Book Title: Good Omens
Author: Neil Gaiman and Terry Pratchett (authors), performed by Martin Jarvis
Style: Chapter book
Target Audience: Adult
Genres: Fiction, Fantasy
Page Count: 400
Format: Audiobook (library)
Reading time: 12.5 hours
Date Finished: 1/15/17
My impressions: It’s been about 10 years since I first tried to read Good Omens, a book I never finished for no particularly good reason (despite making it through the first quarter of the novel twice). For that reason, I decided it was time to ensure I got through the entire thing, and I did so by listening to the audiobook edition performed by Martin Jarvis, who does such a great job with the characters and the tone of the story that I’m sorry it ever had to end.
The premise of Good Omens provides a parody of apocalyptic stories, especially the film The Omen. And yet, it’s much, much more than just a parody; it’s a story that has something to say about a lot of things, and it’s such an outstanding collaboration between Neil Gaiman and Terry Pratchett (two of the finest authors of my lifetime) that it manages to rise above its sillier elements and offer some strong, emotional moments to justify all of the absurdity.
The character on the cover is Crowley, a demon who began his career in the Garden of Eden as that wily serpent who tempted Eve and who has since found himself enjoying living among the humans and finding interesting ways to make life less efficient and more tedious for everyone, much to the chagrin of his old-fashioned fellow devils who prefer the old ways of corrupting good men one soul at a time. Crowley has a long-time friend in Aziraphale, a prissy angel who has become enamored with collecting rare books and who isn’t particularly devoted to the cause of singing celestial music and spending all his time in pious obedience. Not that he’d ever disobey what he was supposed to do, of course – Aziraphale isn’t imbued with the free will humans have to go against his Creator. But at the same time, he’s got an awful lot of time as an eternal being to maintain his hobbies so long as he doesn’t go seeking orders he’s got to obey in the first place.

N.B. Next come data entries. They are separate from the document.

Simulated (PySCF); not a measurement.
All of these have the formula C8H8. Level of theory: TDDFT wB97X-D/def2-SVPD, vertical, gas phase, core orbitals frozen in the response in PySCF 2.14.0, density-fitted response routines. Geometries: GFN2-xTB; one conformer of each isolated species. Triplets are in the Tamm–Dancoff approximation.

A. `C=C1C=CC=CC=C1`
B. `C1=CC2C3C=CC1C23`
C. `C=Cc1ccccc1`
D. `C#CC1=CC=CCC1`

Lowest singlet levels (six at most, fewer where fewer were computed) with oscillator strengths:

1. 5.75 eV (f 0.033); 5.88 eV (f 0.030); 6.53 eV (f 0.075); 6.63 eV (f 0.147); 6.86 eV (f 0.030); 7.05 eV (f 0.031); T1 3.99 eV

Crowley and Aziraphale are both present for the beginning of the end – the birth of the antichrist. But a mix-up among an order of Satanic nuns leads to the antichrist being handed off to the wrong family, and instead of being raised as the American boy named “Warlock” whom the demonic armies are grooming for world domination, the antichrist is instead raised as an English country boy named Adam Young, who’s oblivious to his infernal powers and spends all of his time with his gang of misfit friends known collectively as “Them.” But as Adam turns 11 and the forces of good and evil prepare for the coming apocalypse, his powers begin to manifest, and the world begins to slide out of control as Adam starts to realize who he truly is.
This setup is really good, and if it were just those characters, the book would be half the size it is and I probably would have found it much more readable in my previous attempts. Where Good Omens proved formidable to me in the past as a time-crunched reader was in how it meanders into telling detailed stories about other characters, such as the mysterious Anathema Device, who’s devoted to a book called “The Nice and Accurate Prophecies of Agnes Nutter, Witch.” There’s also a witch hunter sergeant and his latest recruit, a part-time prostitute who moonlights as a medium and fortune teller, the four horsemen of the apocalypse (who become a literal group of “Hell’s Angels”) and several other characters who are richly introduced and contribute greatly to the story’s humor and memorable moments, though rarely in a manner that races to move the plot forward.
And this is where I’m glad I chose the audiobook this time around, because it kept pushing me forward, allowing me time to savor some of the best writing while keeping me from getting bogged down in the moments I found less exciting. The reader is so good at giving each character distinctive voices and accents that they become much more accessible, and I was even impressed how the story’s numerous, humorous footnotes were worked in to great effect despite interrupting the narrative.
In the end, I’m also not sure why I struggled so much to actually read this story. It’s incredibly well-written and has some truly funny sequences on par with anything else I’ve read from Terry Pratchett (who’s known for his humor), and it has the strong, interesting characters and dreamlike surrealism Neil Gaiman is often associated with. Having now finished it, I cannot think of anything I disliked about it, and any faults I once found in its pacing or its characters were, I recognize, my own. (It’s nice to know I’ve grown since then!)
And another thought occurred to me as I was listening today – stripped of some of the more absurd elements, this story is really very much in the vein of the show Stranger Things, introducing a group of children who realize one of their friends is developing godlike powers as the oblivious or crazy adults around them try to put the pieces of the puzzle together. The kids gradually realize some degree of what’s happening and rush to save the world, creating their own weapons to battle demonic forces and standing strong against the apocalypse. If someone were to adapt this novel that way, leaving just Crowley and Aziraphale in as comic relief, paring down some of the side characters and allowing the story to play out in the style of a 1980s film, it’d be an amazing experience.
But as a book that does contain those absurd elements? Yeah, it’s still good. Great, in fact! I’d recommend it to anyone who isn’t turned off by the suggestion that even the son of Satan can turn out to be the one who saves the world from darkness if he’s able to strike the right balance between good and evil.